Dade City, FL(Zone 9a)

What is your procedure if you work during the week?

SE Houston (Hobby), TX(Zone 9a)

Put them in a shady place, like under a covered patio, or under a tree for a couple days
Then,gradually move them out further into the full sun. Make sure they're hydrated and don't dry out during the day.

I'd sit em in a tray and fill it with about an inch of water. They can take a drink when they want during the day. Or just water em well before you leave. They should be ok.

Linda

SE Houston (Hobby), TX(Zone 9a)

Put them in a shady place, like under a covered patio, or under a tree for a couple days
Then,gradually move them out further into the full sun. Make sure they're hydrated and don't dry out during the day.

I'd sit em in a tray and fill it with about an inch of water. They can take a drink when they want during the day. Or just water em well before you leave. They should be ok.
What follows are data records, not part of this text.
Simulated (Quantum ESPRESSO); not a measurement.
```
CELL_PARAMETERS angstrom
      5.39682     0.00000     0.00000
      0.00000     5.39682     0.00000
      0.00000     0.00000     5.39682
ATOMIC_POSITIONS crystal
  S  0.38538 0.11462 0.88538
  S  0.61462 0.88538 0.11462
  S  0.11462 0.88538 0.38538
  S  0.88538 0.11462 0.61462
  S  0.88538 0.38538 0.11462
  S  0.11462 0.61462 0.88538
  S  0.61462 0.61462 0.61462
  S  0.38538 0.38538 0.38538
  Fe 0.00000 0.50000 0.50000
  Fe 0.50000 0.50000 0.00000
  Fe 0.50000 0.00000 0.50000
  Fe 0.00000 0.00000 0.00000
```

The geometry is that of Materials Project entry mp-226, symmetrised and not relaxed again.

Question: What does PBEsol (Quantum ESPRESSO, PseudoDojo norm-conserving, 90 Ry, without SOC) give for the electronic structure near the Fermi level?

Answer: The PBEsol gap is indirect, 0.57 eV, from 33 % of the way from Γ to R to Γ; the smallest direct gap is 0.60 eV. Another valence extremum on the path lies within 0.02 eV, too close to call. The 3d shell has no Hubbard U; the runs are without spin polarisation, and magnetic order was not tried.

Take about a week to 10 days hardening off outside before you plant them.

Linda

Madison, AL(Zone 7b)

I stick them outside as soon as they germinate, and only bring them inside if it's going to be cold or windy or exceptionally hot. Usually at night it's too cold for them so they come in then, too. Starting them in larger pots (4") to begin with helps with with the problem of the pots drying out, and you also don't have to re-pot them at all, usually.

I don't think this would work in colder climates, but our springs tend to be very warm and it's only a few "gotcha" nights that keeps me from planting in the garden much sooner.

Honestly, most things I direct seed -- it's just not worth the effort and mess of starting seedlings when I have such a long growing season. (Plus it's hard to keep the cat from eating the seedlings.)